School instruction for primary school students in Nigeria will soon be conducted in national languages rather than English, the Nigerian Minister of Education has announced.
It is not a test, but a political and social choice. Primary school students in Nigeria will now receive their school instruction in national languages.
The National Education Ministry, Adamu Adamu, announced that through the new language policy formulated by the Central Government, “the first six years of teaching in primary schools will be conducted in the mother tongue”.
Thus, according to the minister’s explanations, classes will be taught in the local language of each community to all students from primary to sixth grade.
Before the introduction of this new policy, the country’s most widely spoken languages, including Hausa, Igbo and Yoruba, were used to supplement English explanations in schools across Nigeria.
A challenge to take
However, with more than 600 languages listed in the country, the task promises to be difficult. But the National Education Minister, who is adamant that this is an ambitious policy, recognizes the huge challenge ahead.

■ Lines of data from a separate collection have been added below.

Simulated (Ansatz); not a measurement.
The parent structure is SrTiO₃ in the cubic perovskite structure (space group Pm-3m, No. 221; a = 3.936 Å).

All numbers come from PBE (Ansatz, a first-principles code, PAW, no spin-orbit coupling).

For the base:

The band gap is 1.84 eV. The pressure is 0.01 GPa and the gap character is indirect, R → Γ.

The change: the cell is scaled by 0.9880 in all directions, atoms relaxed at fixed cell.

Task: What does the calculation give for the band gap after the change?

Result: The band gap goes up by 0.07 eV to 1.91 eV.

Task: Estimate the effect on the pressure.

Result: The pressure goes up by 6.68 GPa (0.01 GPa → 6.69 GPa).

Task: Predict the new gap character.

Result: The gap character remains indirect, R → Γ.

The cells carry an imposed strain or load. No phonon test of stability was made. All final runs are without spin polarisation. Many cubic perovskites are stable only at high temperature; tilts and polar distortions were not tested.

In order to implement this new teaching plan, the date of which has not yet been announced, the Minister believes that a lot of work is needed to develop teaching equipment and recruit teachers.
But he assured that the government will put its policy measures in place to achieve its objectives in this plan.
“Students learn better” when “students are taught in their mother tongue,” says Minister Adamu.
Until then, English was the official language of Nigeria and was retained for learning at all levels of education.